Description Matthieu Ospici 2015-06-02 01:54:49 MDT
Created attachment 1938 [details]
Patch that adds GPU/NIC affinity

Hi,

Please find enclosed a patch that adds to Slurm a support for GPU and NIC affinity.

This is a preliminary implementation. We are still working on it, but we have released our patch in order to have your feedback about our implementation.

* Rationale

To use GPU direct RDMA in an efficient way, choosing the right affinity is important. To have the best performance with GPU direct RDMA, the GPU and the NIC must be on the same PCI express controller.

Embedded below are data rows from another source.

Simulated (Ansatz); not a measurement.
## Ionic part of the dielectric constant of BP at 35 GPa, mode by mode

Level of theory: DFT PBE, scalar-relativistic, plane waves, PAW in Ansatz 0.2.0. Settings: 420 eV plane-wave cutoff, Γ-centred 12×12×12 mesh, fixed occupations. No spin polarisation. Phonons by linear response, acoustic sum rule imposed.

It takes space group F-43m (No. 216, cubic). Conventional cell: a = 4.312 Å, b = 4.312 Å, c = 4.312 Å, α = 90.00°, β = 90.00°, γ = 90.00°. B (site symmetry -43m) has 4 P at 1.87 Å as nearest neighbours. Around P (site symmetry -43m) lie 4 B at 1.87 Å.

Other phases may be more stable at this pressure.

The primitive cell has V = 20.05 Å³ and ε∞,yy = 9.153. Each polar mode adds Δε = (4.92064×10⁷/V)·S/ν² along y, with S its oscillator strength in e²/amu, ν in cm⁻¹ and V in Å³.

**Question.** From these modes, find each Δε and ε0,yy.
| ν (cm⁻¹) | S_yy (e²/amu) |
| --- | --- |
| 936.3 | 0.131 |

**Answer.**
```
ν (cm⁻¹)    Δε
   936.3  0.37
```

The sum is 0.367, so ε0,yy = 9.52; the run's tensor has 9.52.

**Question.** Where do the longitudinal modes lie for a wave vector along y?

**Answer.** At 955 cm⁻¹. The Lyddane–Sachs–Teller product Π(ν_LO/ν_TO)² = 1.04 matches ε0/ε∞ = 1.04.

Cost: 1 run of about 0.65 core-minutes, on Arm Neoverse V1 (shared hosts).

Even without GPU direct RDMA, bound a GPU to its closest CPU can increase performance of the data transfer in some cases/hardware platforms.


* Implementation

In our proposition, to choose the right GPU/NIC affinity we firstly find in which socket a task runs. Once done we allow the task to use only the GPU and the NIC connected to this socket by setting two environment variables. 
Therefore, in a hardware platform in which each socket has a PCI express controller, we ensure two proprieties:
	CPU and GPU are on the same pciexpress controller
	GPU and NIC are on the same pciexpress controller


* Usage

Two new parameters have been implemented:

--accel-bind=2 sets both GPU and NIC card affinity (useful for GPU direct RDMA)
--accel-bind=1 sets only the GPU affinity


If you launch:

srun --gres=gpu:2 --ntasks-per-socket=2 --accel-bind=2 -n 4 ./MPI_app

The two instances of MPI_app running on the first socket will use the GPU 0 and the NIC 0 and the two other instances of MPI_app will use GPU 1 and NIC 1

It is important to bind the tasks to a particular socket. If a task can use cores from 2 or more sockets, our implementation can't find a GPU/NIC affinity.


* Limitations

- We assume we have exactly one NIC and one GPU per socket : the selection algorithm supports only this configuration. We are considering enhancing that.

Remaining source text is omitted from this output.